How it all started

I started this blog maybe halfway into the process. Several years ago, while I was living in London, UK, I was a regular at the Saturday Borough Market. A wonderful very old farmer’s market on the South Bank. Some of England’s oldest sites are situated on the South Bank and it was once a bustling very dangerous port. Life expectancy was not high in those days and if you were a dock worker it was even lower. I happened upon this wonderful Spanish food stall called Brindisi. They were frying up half-cured Spanish chorizo in the Andalucia style. Most people think that Spanish chorizo is all the same but you would anger a lot of Spaniards saying that. It’s like saying Texas bbq is the same as Carolina. You get my drift. I ordered one, with grilled sweet peppers, rocket on a Spanish style sourdough bread. I was hooked. Like in the past I had to learn how to make the sausage. I started researching asking the guys at the markets and realized that it was going to be a long process. After some more travelling through Europe, I finally moved back stateside and really began to start to hone my craft. I reached out to others blogging like Matt Wright at Wrightfoods. Then I hit the forums and started building my cure chamber. I’ll post on how I built one shortly. Three fridges later I had a working cure chamber and began experimenting with different recipes. The first of course was the Spanish chorizo.

Semi cured Spanish Chorizo

This little sausage takes nearly 6 weeks in the dry cure chamber depending on what else you have in there. This was my first successful attempt after nearly 2 months of trying. It turned out great and I just wanted to do more.

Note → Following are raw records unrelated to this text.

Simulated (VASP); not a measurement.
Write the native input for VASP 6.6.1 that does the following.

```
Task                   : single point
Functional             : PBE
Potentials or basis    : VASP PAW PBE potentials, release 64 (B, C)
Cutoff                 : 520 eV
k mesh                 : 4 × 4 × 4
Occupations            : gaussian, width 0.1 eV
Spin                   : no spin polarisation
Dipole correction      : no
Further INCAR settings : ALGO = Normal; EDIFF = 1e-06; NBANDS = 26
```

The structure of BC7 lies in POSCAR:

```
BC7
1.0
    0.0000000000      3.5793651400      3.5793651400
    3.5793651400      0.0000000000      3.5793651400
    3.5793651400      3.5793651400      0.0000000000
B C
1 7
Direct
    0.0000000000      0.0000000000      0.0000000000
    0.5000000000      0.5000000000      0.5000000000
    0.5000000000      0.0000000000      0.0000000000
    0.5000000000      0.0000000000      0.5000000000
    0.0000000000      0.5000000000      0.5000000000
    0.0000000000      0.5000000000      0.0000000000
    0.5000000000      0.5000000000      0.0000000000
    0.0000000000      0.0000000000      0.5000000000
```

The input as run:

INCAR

After nearly a year of curing, I decided that I wanted to make a small side business and after some joking with friends, Cured DC was born. Cured DC is a virtual salameria. Cured hand delivers products and takes special orders of particular salamis, aged steaks, and other Cured products. We usually have a pantry of items on-hand but only cure once or twice a month. So this is my experiment hope you all enjoy!

One thought on “How it all started

  1. I’m not going to lie: along with the lardo, this chorizo CHANGED MY LIFE (for the better, despite my doctor’s warnings about cholesterol level. Whatevs dude!) Please say that this chorizo will be a permanent fixture on your rotating menu of awesome, it’s amazing!